Hi guys, thought I would put this out there in case anyone else has seen this.
A couple of weeks ago we upgraded from vSphere 6.5 to 6.7, the system seemed fine and worked as expect for 2 days. On the evening of the second day the Storage DRS seemed to go crazy and moved around 500 vmdks' . This caused our tiered storage to become full and stopped working correctly.
We only had on "Space balance automation level" which up to then move 3 or 4 a night, unless if we have worked on some machines and then it could be up to 40 but these were rear.
Has anyone else seen this kind of behaviour, was thinking it could be a bad upgrade but then why did it take 2 days to show itself ?
The datastore has approx 35 2tb LUNs
i know there was an issue with 6.5 U2 and SDRS being overly aggressive when moving VMs around to create space when multiple datastores are close to full. not sure that still is the case with 6.7 though. I suggest doing a log dump and phoning support!

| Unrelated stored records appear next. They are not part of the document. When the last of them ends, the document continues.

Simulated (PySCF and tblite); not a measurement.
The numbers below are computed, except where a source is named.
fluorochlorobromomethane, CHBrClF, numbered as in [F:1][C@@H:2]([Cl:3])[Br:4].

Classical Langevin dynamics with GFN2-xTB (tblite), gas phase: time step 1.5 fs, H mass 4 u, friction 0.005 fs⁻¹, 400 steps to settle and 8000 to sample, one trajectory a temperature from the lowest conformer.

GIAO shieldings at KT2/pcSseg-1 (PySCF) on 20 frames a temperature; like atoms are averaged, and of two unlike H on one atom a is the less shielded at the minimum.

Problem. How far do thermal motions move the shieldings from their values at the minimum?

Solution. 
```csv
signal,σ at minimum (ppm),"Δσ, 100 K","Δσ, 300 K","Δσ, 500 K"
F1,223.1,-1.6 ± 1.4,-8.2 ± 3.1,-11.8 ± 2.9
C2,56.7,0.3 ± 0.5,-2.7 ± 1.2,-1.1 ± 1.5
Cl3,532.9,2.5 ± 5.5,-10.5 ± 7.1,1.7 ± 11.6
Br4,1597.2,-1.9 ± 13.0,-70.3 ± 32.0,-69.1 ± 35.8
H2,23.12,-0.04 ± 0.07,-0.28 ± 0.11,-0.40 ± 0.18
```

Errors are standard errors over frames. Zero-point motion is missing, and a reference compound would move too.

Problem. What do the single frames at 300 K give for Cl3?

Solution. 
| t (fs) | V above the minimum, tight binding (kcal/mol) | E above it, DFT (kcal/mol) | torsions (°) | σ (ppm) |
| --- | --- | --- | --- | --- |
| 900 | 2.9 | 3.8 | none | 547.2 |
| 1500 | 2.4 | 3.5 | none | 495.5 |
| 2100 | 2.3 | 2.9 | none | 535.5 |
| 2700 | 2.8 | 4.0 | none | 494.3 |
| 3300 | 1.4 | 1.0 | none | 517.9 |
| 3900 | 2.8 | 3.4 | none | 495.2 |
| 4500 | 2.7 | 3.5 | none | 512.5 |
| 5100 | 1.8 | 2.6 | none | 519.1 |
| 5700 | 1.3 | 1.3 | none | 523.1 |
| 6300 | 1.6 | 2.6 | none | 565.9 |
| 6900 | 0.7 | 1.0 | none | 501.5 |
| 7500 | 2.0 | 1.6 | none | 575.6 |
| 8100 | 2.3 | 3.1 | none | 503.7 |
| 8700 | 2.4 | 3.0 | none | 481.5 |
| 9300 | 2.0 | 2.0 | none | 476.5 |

i know there was an issue with 6.5 U2 and SDRS being overly aggressive when moving VMs around to create space when multiple datastores are close to full. not sure that still is the case with 6.7 though. I suggest doing a log dump and phoning support!
Hi Depping, I think you are spot on here, done what you suggested last Tuesday (not this Tuesday) and still waiting. Do you think they will see the reason in the logs or just that it did lots .
My money is "yep I can see it did lots"
ALso I'm trying to set up an alert for this in vrops but can't seem to see a good counter to trigger on Stroage DRS counts (can see standard DRS), any suggestions? At the moment I'm going to full back to vrlogs
I haven't looked at that VROps triggers for Storage DRS myself. Let me ask if the issue exists in 6.7 for you, will reach out to one of the developers.
What is your Support Request number?
I asked one of the support engineers, and there's a known issue with Linked Clones and SDRS, so if you are using linkedclones that could be the reason. It is solved in 6.7 U3.
Anyway, if you provide the SR one of our SDRS experts can have a look.
No linked Clones Depping, I've IM your the SR number
SR provided to internal SDRS specialist. Will be looked at.
Depping, I'm not getting any real answers to the questions in the SR, e.g.
and thinking about closing the ticket as the tech is just answering these questions, is your SDRS specialist able to help out here?
ta
He is going to look at it now, he just replied to my request, should have an update today if this is a known issue or not and what can be done to avoid it.
Thanks depping
If I was a guessing man, I think the DRS ran made suggestions and then started moving the VMs with multiple large drives, before they were finished it then ran again not taking into account drives not moved yet (or not completed) and suggested moving other VM's drives to these LUNs and then the original move completed which blow out all the stats and then the progress just ran again.
This is only a guess from what I saw on the night, unsure which exact logs to confirm all this
It seems that the problem is known by vmware a patch will be available in a few days ( info from our TAM ).
and I confirm we went from 6.0 to 6.7 and since, we have a lot of problem. the balance is not working at all.
we get some tricks from the support like the "PercentIdleMBinSpaceDemand=0" in the advanced option but with no results.
We experience the same problems when having SDRS setting to automated on v6.7 U3g. It is going totally crazing, overfilling datastores and causing VMs to crash. It gives us hundreds of recomendation while SDRS is set to 100% conservative and wants to move VMs where is says Utilization source Before: 93 After 92.9, Utilization target before: 53.3 After: 53.3. Seems not very reasonable to me to do such a move. It is also crazy that it gives us loads of recommendations even if we run it each day. Also it seems that we don't experience crashes when we start it manually but we do when we allow it to run fully automated with the same settings.
We are on vSphere 6.7.0.44000 Build 16046470 and hope that the latest Update we install this week will fix something.
This is really a serious problem as it leads to production outage. We will open a SR if it is not better after updating to the most recent version.
Before going from 6.5 to 6.7 we never had those problems.